Modules#

ddlpy.cli module#

Console script for ddlpy.
  • ddlpy --help

  • ddlpy locations --help

  • ddlpy measurements --help

ddlpy module#

Top-level package for Data Distributie Laag. Service from Rijkswaterstaat for distributing water quantity data..

ddlpy.locations(catalog_filter: list = None) DataFrame[source]#

Get station information from DDL (metadata from Catalogue). It conains all metadata regarding stations. The catalog is locally cached for maximum 4 hours, corresponding to the update frequency of the Waterwebservices catalog. If you want to avoid using the cache, pass a valid catalog_filter or delete the caching file manually.

Parameters#

catalog_filterlist, optional

list of catalogs to pass on to OphalenCatalogus CatalogusFilter, if None the list form endpoints.json is retrieved. The cache cannot be used when passing anything other than None. The default is None.

Returns#

pd.DataFrame

DataFrame with a combination of available locations and measurements.
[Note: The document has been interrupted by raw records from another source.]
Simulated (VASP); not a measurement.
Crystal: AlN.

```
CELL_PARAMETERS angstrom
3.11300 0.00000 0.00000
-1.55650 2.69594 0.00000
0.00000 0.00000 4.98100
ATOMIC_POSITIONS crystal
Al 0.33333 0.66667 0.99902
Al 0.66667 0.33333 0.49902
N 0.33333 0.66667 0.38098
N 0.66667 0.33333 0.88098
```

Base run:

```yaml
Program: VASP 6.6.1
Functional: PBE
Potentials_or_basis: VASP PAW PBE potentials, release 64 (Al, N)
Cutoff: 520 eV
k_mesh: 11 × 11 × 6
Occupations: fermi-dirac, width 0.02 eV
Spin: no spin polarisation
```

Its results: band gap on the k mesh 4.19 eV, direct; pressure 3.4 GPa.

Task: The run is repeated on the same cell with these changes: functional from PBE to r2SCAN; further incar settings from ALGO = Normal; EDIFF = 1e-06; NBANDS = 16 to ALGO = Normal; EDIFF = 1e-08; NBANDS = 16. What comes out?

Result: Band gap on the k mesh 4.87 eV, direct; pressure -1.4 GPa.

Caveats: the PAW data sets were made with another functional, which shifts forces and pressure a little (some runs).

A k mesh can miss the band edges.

ddlpy.measurements(location: Series, start_date: (<class 'str'>, <class 'pandas._libs.tslibs.timestamps.Timestamp'>), end_date: (<class 'str'>, <class 'pandas._libs.tslibs.timestamps.Timestamp'>), freq: int = 1, clean_df: bool = True)[source]#

Returns measurements for the given location and requested period.

Parameters#

locationpd.Series

Single row of the ddlpy.locations() DataFrame.

start_datestr, pd.Timestamp

Start of the retrieval period.

end_datestr, pd.Timestamp

End of the retrieval period.

freqint, dateutil.rrule.MONTHLY, dateutil.rrule.YEARLY, etc., optional

The frequency in which to divide the requested period (e.g. yearly or monthly). Can also be None, in which case the entire dataset will be retrieved at once. Please note that 10-minute measurements can often not be downloaded in yearly (or larger) chunks since the DDL limits the responses to 157681 values and several stations have duplicated timesteps. In that case the query will fail with an error or timeout or just return an empty result (as if there was no data). In that case, the user should fallback to monthly chunks. This is significantly slower but it is also much more robust. The default is dateutil.rrule.MONTHLY.

clean_dfbool, optional

Whether to sort the dataframe and remove duplicate rows. The default is True.

Returns#

measurementspd.DataFrame

DataFrame with measurements.

ddlpy.measurements_latest(location: Series) DataFrame[source]#

Returns the latest available measurement for the given location.

Parameters#

locationpd.Series

Single row of the ddlpy.locations() DataFrame.

Returns#

dfpd.DataFrame

DataFrame with measurements.

ddlpy.measurements_available(location: Series, start_date: (<class 'str'>, <class 'pandas._libs.tslibs.timestamps.Timestamp'>), end_date: (<class 'str'>, <class 'pandas._libs.tslibs.timestamps.Timestamp'>)) bool[source]#

Checks if there are measurements available for a location in the requested period.

Parameters#

locationpd.Series

Single row of the ddlpy.locations() DataFrame.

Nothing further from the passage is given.